While online games and simulations—like Frax—help students learn math concepts like fractions, there is still a need for classroom discussions and offline collaboration. As explained by Laura Chervenak, Vice President of Professional Development for ExploreLearning, when working individually on a computer, students don’t have time to process or talk about what they’re learning. That’s why Frax comes complete with offline activities and discussion topics.
“[In the program] students learn to answer the question correctly, but if they can’t verbalize how they’re getting there, or what strategies they’re using, it makes it harder for them to transfer those skills to other types of math problems,” says Chervenak. “So offline activities and discussions are an opportunity for students to process their thinking verbally.
“It’s also a chance for the teacher to see what students know,” she continues.
With Frax, that chance for discussion comes in the form of mission debriefs, where students can explain what they did and why at the end of a Frax mission. “And they’ll be very excited to tell you about it, because kids absolutely love Frax,” Chervenak says. “For example, in one mission debrief you’re talking about loading blocks onto trucks—‘Well, how did you know which blocks you needed, and how many?’ You’re getting students to process those little bits of information and strategy.”
Captain’s Checkpoints get kids thinking, talking, and collaborating
These discussions get students ready for related offline activities, called Captain’s Checkpoints. In between every four to five missions there is a Captain’s Checkpoint, with each one offering teachers a variety of options on how to implement it.

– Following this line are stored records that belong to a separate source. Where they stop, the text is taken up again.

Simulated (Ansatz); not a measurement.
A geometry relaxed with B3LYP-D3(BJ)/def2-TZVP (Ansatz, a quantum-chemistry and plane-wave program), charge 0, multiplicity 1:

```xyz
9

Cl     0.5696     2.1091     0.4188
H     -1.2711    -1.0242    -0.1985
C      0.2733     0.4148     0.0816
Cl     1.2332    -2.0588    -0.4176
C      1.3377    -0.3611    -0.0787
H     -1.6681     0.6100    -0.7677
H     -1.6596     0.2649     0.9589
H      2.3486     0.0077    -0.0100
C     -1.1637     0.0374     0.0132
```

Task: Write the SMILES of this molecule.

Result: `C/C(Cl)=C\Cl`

For example, the Captain’s Checkpoint for Missions 1-4, called Maker’s Manual, builds on the online activity of making and naming block models. The objective of this checkpoint is for students to begin to build a manual instructing future block makers how to efficiently ship block models.
Students work with a partner to solve 10 task cards. Once they complete all tasks the pair collaboratively decides which four cards contain the most important lessons new block makers need to know to be successful. The pair then creates a manual on how to complete the four selected tasks to assist future block makers. The four tasks and their explanations are added to each student’s Maker’s Manual.
Teachers can decide how students will interact with the task cards—paper cards or electronic cards? Will they write a manual or produce a video or audio recording? And—most importantly—how will you celebrate when your class accomplishes this mission?
Suggestions, resources, discussion materials, and celebration ideas are included in each Captain’s Checkpoint to help teachers implement these offline activities, and get students really reflecting on—and understanding—what they’ve learned.
“Reflection is where the learning happens, generally,” Chervenak says. “These offline activities prompt math discourse, and help students understand why they’re picking the answers that they are and develop true fractions knowledge.”